- The potential authorization of New York online poker will be decided quickly.
- Budget battles in the state for the 2013-14 fiscal year face an April 1st legislative deadline.
- A failure for online poker to be included would likely push the matter off legislators’ calendars until early 2014.
A New York Senate budget proposal championed by the state’s Senate Majority Coalition includes language calling for the introduction of state-authorized online poker in New York.
The 2013-2014 budget proposal, co-signed by New York Senate leaders Jeff Klein and Dean Skelos, includes the following: “The Senate supports authorizing and regulating internet gaming for games of skill, including poker, to reflect recent changes in the classification of these games.”

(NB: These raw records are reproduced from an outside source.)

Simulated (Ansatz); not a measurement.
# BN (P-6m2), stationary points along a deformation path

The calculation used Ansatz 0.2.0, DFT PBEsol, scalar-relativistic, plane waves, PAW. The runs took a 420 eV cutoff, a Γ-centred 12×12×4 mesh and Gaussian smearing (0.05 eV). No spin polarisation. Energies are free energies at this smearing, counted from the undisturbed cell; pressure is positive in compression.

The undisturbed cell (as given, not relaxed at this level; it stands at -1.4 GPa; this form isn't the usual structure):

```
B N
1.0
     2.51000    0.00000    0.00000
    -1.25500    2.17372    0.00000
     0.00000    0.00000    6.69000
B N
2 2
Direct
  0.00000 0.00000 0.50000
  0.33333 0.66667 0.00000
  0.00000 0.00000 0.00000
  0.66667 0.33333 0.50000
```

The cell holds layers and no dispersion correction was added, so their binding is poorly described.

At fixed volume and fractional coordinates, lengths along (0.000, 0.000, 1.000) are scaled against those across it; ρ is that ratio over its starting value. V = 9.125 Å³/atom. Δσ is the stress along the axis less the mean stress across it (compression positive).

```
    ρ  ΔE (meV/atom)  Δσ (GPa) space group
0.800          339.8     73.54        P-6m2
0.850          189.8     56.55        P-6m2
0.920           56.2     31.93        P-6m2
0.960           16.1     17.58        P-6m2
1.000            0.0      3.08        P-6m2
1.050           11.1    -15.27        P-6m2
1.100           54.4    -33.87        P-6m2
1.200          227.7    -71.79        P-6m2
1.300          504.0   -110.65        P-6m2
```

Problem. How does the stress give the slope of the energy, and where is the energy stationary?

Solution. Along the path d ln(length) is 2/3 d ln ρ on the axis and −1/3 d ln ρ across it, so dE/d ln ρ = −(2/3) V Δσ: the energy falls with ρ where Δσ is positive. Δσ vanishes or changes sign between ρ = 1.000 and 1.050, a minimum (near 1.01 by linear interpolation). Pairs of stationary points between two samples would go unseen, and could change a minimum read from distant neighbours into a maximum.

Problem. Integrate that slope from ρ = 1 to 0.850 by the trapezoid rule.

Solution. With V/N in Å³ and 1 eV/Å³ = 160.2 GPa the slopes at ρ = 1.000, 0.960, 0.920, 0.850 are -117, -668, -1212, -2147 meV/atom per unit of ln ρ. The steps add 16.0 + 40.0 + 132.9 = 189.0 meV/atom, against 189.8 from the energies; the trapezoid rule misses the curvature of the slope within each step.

The online poker revenue could add as much as $100 million annually to state coffers, and comes as the state’s Senate also battles with NY Governor Andrew Cuomo over the authorization and placement of between three and seven possible new land-based casinos within New York State.
According to a Newsday report on the budget proposal, aides for Klein and Skelos are relying “on a state court ruling that determined poker is considered a 'game of skill’ and not a legally prohibited 'game of chance.’ However, that assertion appears to refer to the EDNY judgment in the DiCristina case presided over by Judge Jack Weinstein, which is a federal case, not a state one.